Housing sentiment improves marginally in May

Sentiment in the housing market improved marginally in May, a survey showed on Tuesday, but prices continued to fall at close to their fastest rate in at least 30 years.

The Royal Institution of Chartered Surveyors said its house price balance was -92.9 in the three months to May, against a record low of -94.7 in April. Analysts had expected further signs of deterioration in house prices.

Tuesday's data showed some signs of recovery and threw up no indication of forced sellers, but with more properties left unsold and the headline number close to historic lows, falling house prices will remain a concern for the Bank of England as it weighs inflationary pressures against a slowing economy.

The ratio of completed sales to the stock of unsold property - regarded by some economists as a more reliable gauge of the health of the housing market - fell to 19.3 percent in the three months to May from 21.4 percent in April, as the market hit its worst conditions since December 1995.

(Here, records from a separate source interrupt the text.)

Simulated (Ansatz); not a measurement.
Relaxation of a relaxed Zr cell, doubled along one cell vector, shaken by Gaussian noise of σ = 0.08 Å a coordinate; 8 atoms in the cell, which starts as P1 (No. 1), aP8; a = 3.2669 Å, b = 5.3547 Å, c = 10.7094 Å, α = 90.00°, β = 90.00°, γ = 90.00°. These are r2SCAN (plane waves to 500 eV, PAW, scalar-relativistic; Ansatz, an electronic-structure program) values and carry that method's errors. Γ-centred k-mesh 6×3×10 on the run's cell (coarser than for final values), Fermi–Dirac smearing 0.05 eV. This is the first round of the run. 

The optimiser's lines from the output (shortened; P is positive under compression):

"Although this indicator of market slack has now slipped through levels touched in 2005, it remains comfortably above the lows seen in the early 1990s, when it briefly dropped to 11.4 percent," RICS said in the survey.

Market watchers have fretted over the possible emergence of distressed sellers if mortgage arrears rise and employment drops, but Tuesday's data showed there was still no sign of the wave that battered prices in the 1990s.

Sellers are still reluctant to put their homes on the block and the survey showed new instructions to sell dropped for the fifth straight month and at the fastest pace since last June.

New buyers, however, also remained in short supply. Tuesday's data showed enquiries dropped for the eighteenth consecutive month, though the pace of the decline eased, particularly in the North and North West of England and London.

Newly agreed sales also continued to drop.

Confidence in the outlook for sales, however, recovered slightly in May, with the net balance of surveyors expecting a drop over the next three months improving to -15 from -16.

There was also improved confidence on prices, though RICS pointed to a "widespread perception" that prices will fall further in the near term.

Mortgage lender HBOS has said the average cost of a house fell by 2.4 percent in May, taking the total decline since prices peaked in August to almost 8 percent. Derivatives data, however, show prices could continue to fall until 2011, by which time they will have lost around 30 percent.

South East England saw the sharpest drop in prices in May, RICS said, followed by East Anglia, Yorkshire and Humberside and the North West. Scotland remained the least affected with a balance of -22, while London reported a balance of -75.

The balance reflects the portion of surveyors expecting or reporting a rise against those expecting or reporting a fall.